Wednesday, October 06, 2010

Everything you need to know

Okay, I've had everything you need to know in two sentences and everything you need to know in one sentence. Now comes a case of everything you need to know in just one phrase.

But getting there takes a bit of an introduction.

Some years ago, my wife and I seriously investigated the possibility of a version of living on the road: buying and living in an RV or what was then called a fifth-wheel for at least a few years if not longer. This was a time when my wife, an RN, could get work pretty much anywhere with the Traveling Nurse Corps and I could do odd jobs; plus there was a possibility I could do a newspaper column about politics and our travels.

Well, the column possibility fell through and we ultimately gave up the whole idea because try as I might, I couldn't make the finances work out in a way that would allow my wife to work any significantly lesser amount of time. So while the ideas of the travel and the seeing/living in different parts of the country were attractive, the bottom line was that we would be giving up a fair amount of security without the intended gain of more free time. It just didn't seem worth it. In the years since, the dream has not died, but the practicalities are even more against it.

There are people who pursue that dream, and more power to them. The point here, however, is that for other people, a good and increasing number of them in fact, making an RV your home is not a dream or a lifestyle, it's a necessity. From the NY Times:
Los Angeles - Every day, Diane Butler and her husband park their two hand-painted R.V.’s in a lot at the edge of Venice Beach here, alongside dozens of other rickety, rusted campers from the 1970s and ’80s. During the day, she sells her artwork on the boardwalk. When the parking lot closes at sunset, she and the other R.V.-dwellers drive a quarter-mile inland to find somewhere on the street to park for the night.

Their nomadic existence might be ending, though. The Venice section of Los Angeles has become the latest California community to enact strict new regulations limiting street parking and banning R.V.’s from beach lots — regulations that could soon force Ms. Butler, 58, to leave the community where she has lived for four decades. ...

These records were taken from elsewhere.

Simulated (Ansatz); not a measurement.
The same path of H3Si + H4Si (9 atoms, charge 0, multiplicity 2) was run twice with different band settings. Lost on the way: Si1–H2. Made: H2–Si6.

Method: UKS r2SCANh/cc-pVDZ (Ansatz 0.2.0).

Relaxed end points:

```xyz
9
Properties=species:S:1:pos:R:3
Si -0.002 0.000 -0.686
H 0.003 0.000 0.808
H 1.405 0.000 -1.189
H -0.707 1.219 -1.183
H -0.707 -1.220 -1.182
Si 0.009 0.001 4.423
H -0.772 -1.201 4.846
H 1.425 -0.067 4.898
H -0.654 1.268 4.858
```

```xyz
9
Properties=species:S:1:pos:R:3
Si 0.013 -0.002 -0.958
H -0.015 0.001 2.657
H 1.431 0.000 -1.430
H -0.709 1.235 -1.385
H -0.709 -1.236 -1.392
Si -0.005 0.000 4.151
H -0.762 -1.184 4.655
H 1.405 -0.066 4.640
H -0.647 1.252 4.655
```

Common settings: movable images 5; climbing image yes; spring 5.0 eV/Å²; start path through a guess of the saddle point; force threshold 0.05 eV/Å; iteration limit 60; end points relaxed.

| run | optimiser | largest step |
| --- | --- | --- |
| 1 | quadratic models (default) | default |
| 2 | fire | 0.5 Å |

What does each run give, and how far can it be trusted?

Southern California, with its forgiving weather, has long been a popular destination for those living in vehicles and other homeless people. And for decades, people living in R.V.’s, vans and cars have settled in Venice, the beachfront Los Angeles community once known as the “Slum by the Sea” and famous for its offbeat, artistic culture.

Yet even as the economic downturn has forced more people out of their homes and into their cars, vehicle-dwellers are facing fewer options, with more communities trying to push them out.
What we're talking about here is people who are homeless - or, if you prefer, "semi-homeless," since they do have some sort of shelter - who are living in RVs because that's the best housing they can manage. As law professor and activist on homelessness issues Gary Blasi was quoted as saying,
most people choose to live in vehicles only when the alternative is sleeping in a shelter or on the street.

“The idea of carefree vagabonds is statistically false,” Professor Blasi said. “More often, these are people who lived in apartments in Venice before they lived in R.V.’s. The reason for losing housing is usually the loss of a job or some health care crisis.”
Neil Donovan of the National Coalition for the Homeless echoed that, saying that
vehicle-dwellers often end up on the street after their vehicles are towed or become inoperable. When his organization surveyed tent camps in California, they found that many residents had come from R.V.’s.
But why is this crackdown happening in Venice, "the 'Slum by the Sea' ... famous for its offbeat, artistic culture?" Why now, after "decades" of van-dwellers settling in Venice? Well, here comes that phrase, the one that explains it all in just three words, with the emphasis obviously added:
In the past, bohemian Venice was tolerant of vehicle-dwellers, but, increasingly, the proliferation of R.V.’s in this gentrifying neighborhood has prompted efforts to remove them.
And there you have it. The "better sorts" are moving in, in search of cheaper housing and good investments - and we all know how icky they find the sight of their inferiors.